In short, this video was created by a team that had zero understanding of the Vision Pro or why sports fans might be so excited about it. I never got the opportunity to feel like I was at one of these games, because the moment I started to feel the atmosphere or some amount of immersion there was another cut (and frankly, the cuts were so fast that I rarely if ever felt anything). This edit may have been perfect for a traditional 2D-video posted on YouTube; the entire point of immersive video on the Vision Pro, though, is that it is an entirely new kind of experience that requires an entirely new approach.

I had the exact same response when you released a video of a Metallica concert last March:

As for the concert itself, the video was indeed very cool. The opening shot following James Hetfield walking into the stadium was very compelling, and, well, it was immersive. And then you cut to another camera angle, and while that camera angle was also immersive, the video as a whole no longer was.

What followed was a very enjoyable 30 minutes or so — I’ll probably watch it again — but it felt like a particularly neat documentary, not like I was at a concert. You had a monologue from each member of the band, you had shots of the crowd, you had three songs, all, as Apple proudly noted in their press release, shot with “14 Apple Immersive Video cameras using a mix of stabilized cameras, cable-suspended cameras, and remote-controlled camera dolly systems that moved around the stage.” That means the final product was edited together from those 14 cameras and the four interviews, which is to say it was a produced artifact of a live experience; at no point did I feel like I was at the concert.

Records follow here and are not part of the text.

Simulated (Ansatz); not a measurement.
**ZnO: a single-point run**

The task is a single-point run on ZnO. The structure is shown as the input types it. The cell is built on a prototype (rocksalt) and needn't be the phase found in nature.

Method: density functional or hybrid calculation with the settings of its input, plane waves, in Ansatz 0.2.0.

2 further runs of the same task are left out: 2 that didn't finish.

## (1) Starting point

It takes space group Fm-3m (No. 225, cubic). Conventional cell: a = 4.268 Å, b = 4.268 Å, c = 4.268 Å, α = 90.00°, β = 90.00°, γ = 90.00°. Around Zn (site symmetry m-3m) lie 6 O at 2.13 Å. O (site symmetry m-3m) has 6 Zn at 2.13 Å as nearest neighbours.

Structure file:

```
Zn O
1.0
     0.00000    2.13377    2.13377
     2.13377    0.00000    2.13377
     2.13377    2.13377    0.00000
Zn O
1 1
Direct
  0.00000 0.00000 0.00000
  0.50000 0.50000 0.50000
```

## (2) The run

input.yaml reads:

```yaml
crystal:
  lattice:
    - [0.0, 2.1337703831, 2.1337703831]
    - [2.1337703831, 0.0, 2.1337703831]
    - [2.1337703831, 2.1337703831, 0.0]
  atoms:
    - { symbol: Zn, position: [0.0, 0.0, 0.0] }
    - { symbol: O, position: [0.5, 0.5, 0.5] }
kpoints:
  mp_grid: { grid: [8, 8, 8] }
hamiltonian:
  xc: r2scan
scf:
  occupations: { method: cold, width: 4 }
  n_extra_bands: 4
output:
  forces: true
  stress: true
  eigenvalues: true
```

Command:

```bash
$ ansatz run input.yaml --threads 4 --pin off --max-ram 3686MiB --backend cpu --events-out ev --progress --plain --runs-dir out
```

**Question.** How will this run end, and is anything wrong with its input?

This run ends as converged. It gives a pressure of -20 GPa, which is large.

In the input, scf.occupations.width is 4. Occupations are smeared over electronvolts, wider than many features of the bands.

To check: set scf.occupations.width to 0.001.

News flash: I didn’t watch the video again. I’m just not that interested in a TV-style documentary of Metallica. I added:

We are nearly two years on from that introduction, and over a year beyond the actual launch of the Vision Pro, and there has yet to be an experience like I envisioned and thought was coming. What is frustrating is that the limiting factor is Apple itself: the company had 14 Apple Immersive Video cameras at this concert, but what I want is only one. I want an Apple Immersive Video camera planted in the audience, and the opportunity to experience the concert as if I were there, without an Apple editor deciding what I get to see and when.

Needless to say, you probably already know why I thought Friday’s telecast was a big disappointment.

Bucks vs. Lakers

I understand, Apple, why it’s not easy to record or even take a screenshot of a copyrighted game; please bear with me while I describe the experience using text.

When I started the broadcast I had, surprise surprise, a studio show, specially tailored for the Apple Vision Pro. In other words, there was a dedicated camera, a dedicated presenter, a dedicated graphics team, etc. There was even a dedicated announcing team! This all sounds expensive and special, and I think it was a total waste.

Here’s the thing that you don’t seem to get, Apple: the entire reason why the Vision Pro is compelling is because it is not a 2D screen in my living room; it’s an immersive experience I wear on my head. That means that all of the lessons of TV sports production are immaterial. In fact, it’s worse than that: insisting on all of the trappings of a traditional sports broadcast has two big problems: first, because it is costly, it means that less content is available than might be otherwise. And second, it makes the experience significantly worse.

Jump ahead to game action. The best camera was this one on the scorer’s table:

I have, as I noted, had the good fortune of sitting courtside at an NBA game, and this very much captured the experience. The biggest sensation you get by being close to the players is just how tall and fast and powerful they are, and you got that sensation with the Vision Pro; it was amazing.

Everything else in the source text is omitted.